Online publications have been the stand-out performer for the publisher of the Daily Mirror and Daily Express, as people have been stuck at home for the past year.
They continued strongly, with digital revenue soaring 35% in the four months to late April, Reach said on Thursday.
Print revenue, which has suffered during lockdown, dropped 10.4% and print circulation fell 7.9%.
Overall, it led to a 3.1% drop in overall revenue.
This means that Reach now believes it will make an operating profit which is slightly ahead of the £137.1 million that analysts are expecting on average.
Like many industries, those that rely on selling newspapers have struggled in the past year.
Last year, Reach announced plans to cut costs which saw 550 people lose their jobs.

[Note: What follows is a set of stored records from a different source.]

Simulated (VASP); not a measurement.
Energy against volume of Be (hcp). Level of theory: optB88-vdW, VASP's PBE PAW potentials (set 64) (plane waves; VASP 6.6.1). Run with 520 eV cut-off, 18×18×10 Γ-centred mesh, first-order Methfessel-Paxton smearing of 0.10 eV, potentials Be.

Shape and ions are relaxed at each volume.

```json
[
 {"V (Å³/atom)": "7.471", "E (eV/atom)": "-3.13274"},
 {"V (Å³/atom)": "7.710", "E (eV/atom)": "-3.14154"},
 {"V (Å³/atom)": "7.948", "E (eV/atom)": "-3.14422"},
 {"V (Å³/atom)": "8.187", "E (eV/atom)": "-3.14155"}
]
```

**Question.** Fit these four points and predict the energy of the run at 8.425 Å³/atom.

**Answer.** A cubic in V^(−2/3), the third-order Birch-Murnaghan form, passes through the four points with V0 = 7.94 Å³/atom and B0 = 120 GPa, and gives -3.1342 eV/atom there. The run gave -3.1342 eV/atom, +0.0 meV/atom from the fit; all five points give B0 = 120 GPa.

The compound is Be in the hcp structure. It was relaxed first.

“We have had a positive start to the year and are seeing the benefits of last year’s transformation programme,” chief executive Jim Mullen said.
“With digital now accounting for more of our advertising revenues than print and growing strongly, we are well-placed to make further progress during 2021.”
Digital revenue had been on the up for a long time, and compared to two years ago it had increased by more than 41%. This was similar to the nearly 40% two-year growth seen in the second part of last year.
On a two-year basis, print revenue had dropped around 24%, Reach said.
Reach publishes dozens of newspapers and other publications across the country, including the Daily Star, the Scottish Daily Record and OK! Magazine. It also runs many local newspapers.
Mr Mullen said: “We have a strong balance sheet and are now increasing investment to accelerate delivery of the Customer Value Strategy, focusing on the use of enhanced customer insight to drive engagement and support our medium-term objective of doubling digital revenues.”